Having released just three EP’s in 2005’s El Mark and 2011’s Coloring Book // Our Color Green in between full-length albums, the tracks contained on these two EP’s were no less influential or profound. Wondering just what kind of music inspired tracks like the viciously heavy yet dynamic hardcore bludgeoning of “You Think You’re (John Fucking Lennon)”? New York hardcore, baby.

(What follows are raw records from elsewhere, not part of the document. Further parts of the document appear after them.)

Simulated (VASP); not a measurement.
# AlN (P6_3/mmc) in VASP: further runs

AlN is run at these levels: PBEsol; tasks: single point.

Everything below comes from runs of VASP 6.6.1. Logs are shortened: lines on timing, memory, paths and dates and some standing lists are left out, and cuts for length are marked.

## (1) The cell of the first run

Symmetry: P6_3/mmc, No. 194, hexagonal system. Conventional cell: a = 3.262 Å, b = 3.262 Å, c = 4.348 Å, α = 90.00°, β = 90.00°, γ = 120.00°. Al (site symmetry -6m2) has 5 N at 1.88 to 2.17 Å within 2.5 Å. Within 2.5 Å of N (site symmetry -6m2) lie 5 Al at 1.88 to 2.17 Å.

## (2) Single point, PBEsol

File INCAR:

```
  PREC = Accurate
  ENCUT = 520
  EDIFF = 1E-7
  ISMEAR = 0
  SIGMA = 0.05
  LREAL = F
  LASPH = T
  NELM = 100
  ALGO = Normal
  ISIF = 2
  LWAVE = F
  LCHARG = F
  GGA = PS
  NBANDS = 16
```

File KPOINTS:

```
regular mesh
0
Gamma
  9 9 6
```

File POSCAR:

Material Control, which finally surfaced in December 2017, was more than worth the wait for long-time fans. Bass, drums, and guitar to the front, while vocalist Daryl Palumbo’s vocals were often drowned in reverb. This doesn’t necessarily sound like a great formula, but it certainly was here. Riff-heavy songs abound on Material Control – the one-two punch of “New White Extremity” and “Shira” are appropriate album openers – but it’s tracks like the adventurous yet compact “My Conscience Weighs A Ton” that contain the most urgent and dense tones of the band’s career. Then you have left-field tracks like “Bibleland 6”, which show Daryl Palumbo at his breaking point in regards to religious upbringing and hypocrisy.

Kick over the statues
You’ve prayed away one million nights
Termites choke on a splinter
The wiser saves yours and takes mine

Glassjaw, in their 25 year history, have always been about pushing the envelope – then tearing it apart on their own terms. What other band could go 15 years without releasing a full-length and remain just as relevant? The list is very small. Acknowledging Glassjaw is in a league of their own, though, isn’t tough to do.